Hello Guilford Friends and Neighbors,
The Guilford Newcomers Club has been a wonderful social group for my family, but taking on the role of President and having access to more history about the club has opened my eyes to a much deeper and more profound purpose of our club. Did you know that prior to 1973, being called a “newcomer” was an insult, a dismissive exclusion, a word whispered behind your back by “true locals?”
Did you know that in 1968 the (then) Guilford Country Club, the only social outlet besides church, effectively BANNED all newcomers from joining? The club instituted a policy that you could only be nominated for membership if you were sponsored by a Third-Generation member. Did you know that in the early 1970s polling locations were changed in the dead of night to almost hidden locations just so Newcomers could not participate in local elections?
In the first half of the 20th century this quaint New England town had very few “newcomers” until I-95 was built in the 1960s allowing commuting. The “Mad Men” model was born: Men working in New York City started buying up the quaint old homes here, putting their kids in the quaint schools, and left their wives to enjoy the quaint life. In 1967 the highway exits connecting Guilford allowed a crazy land rush as developers swarmed in building a slew of new colonials. The resulting strain on local resources was put to the test. Schools became overcrowded. Shops ran out of special goods. The library started waiting lists for books. And many of these new families had new ideas of how things should change, modernize, and accommodate their not-very-New-England tastes. In short there was a social upheaval and the locals didn’t want the Newcomers here at all. It must have been lonely in 1970 Guilford for a newcomer; no social clubs to join, not invited for bridge at your neighbors home, not allowed on PTO committees, not allowed to have your voice heard, no one to turn to if you needed help. Isolation. Exclusion.
In 1973 a small group of women started a civics group called the Guilford Newcomers Club. Using the word ‘newcomer’ was semi-revolutionary. Owning the insult, proudly using the word “newcomers”, they were looking to make a statement. But they didn’t get loud, they didn’t fight, they didn’t demand respect… they decided to “Go High”. They began to quietly meet in each other’s homes, to raise money, and give back to various Guilford Charities. They made their own bridge group, cookie exchange, and dinners out. They entertained each other for New Years Eve. They formed a community inside of a town that said it didn’t want them here.
Slowly, word started to spread around town that the Newcomers were helping. They helped the school get new lockers, the senior center got a TV, the clock on the church green got a big check to help with repairs. By 1977, in just 4 years, there is mention of the GNC in the newspaper as a group of ladies helping out.
When I talk to my elderly, sixth-generation Guilford neighbors they say what a nice group the GNC is. They are proud of me for joining an organization that helps our town so much. I feel at home here and I know I have a tradition of strong New-coming Woman to thank for that.

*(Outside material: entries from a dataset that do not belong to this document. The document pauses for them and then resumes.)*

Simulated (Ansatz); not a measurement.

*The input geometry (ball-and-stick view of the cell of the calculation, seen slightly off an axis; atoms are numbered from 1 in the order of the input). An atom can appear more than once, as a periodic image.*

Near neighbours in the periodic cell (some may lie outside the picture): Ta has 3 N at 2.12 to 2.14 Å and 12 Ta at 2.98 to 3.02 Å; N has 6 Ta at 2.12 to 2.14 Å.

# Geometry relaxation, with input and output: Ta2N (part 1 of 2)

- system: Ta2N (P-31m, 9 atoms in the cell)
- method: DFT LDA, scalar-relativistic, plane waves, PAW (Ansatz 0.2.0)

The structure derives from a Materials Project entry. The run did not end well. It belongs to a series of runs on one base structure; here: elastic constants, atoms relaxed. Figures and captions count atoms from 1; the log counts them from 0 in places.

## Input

So, now it is OUR TURN. It is our time to GIVE BACK to Guilford. Our Thanks4Giving PotLuck is next Thursday. This exact event has been repeated many times in many Newcomer’s homes in the last 44 Years. We will meet and eat and drink wine together and then we will pull out our ATM cards and donate a huge abundance of Turkeys and Hams and food to our local food bank. We will give back. We will continue the tradition of service and civic pride that so many strong women before us have given to this quaint New England town…our town. Our home.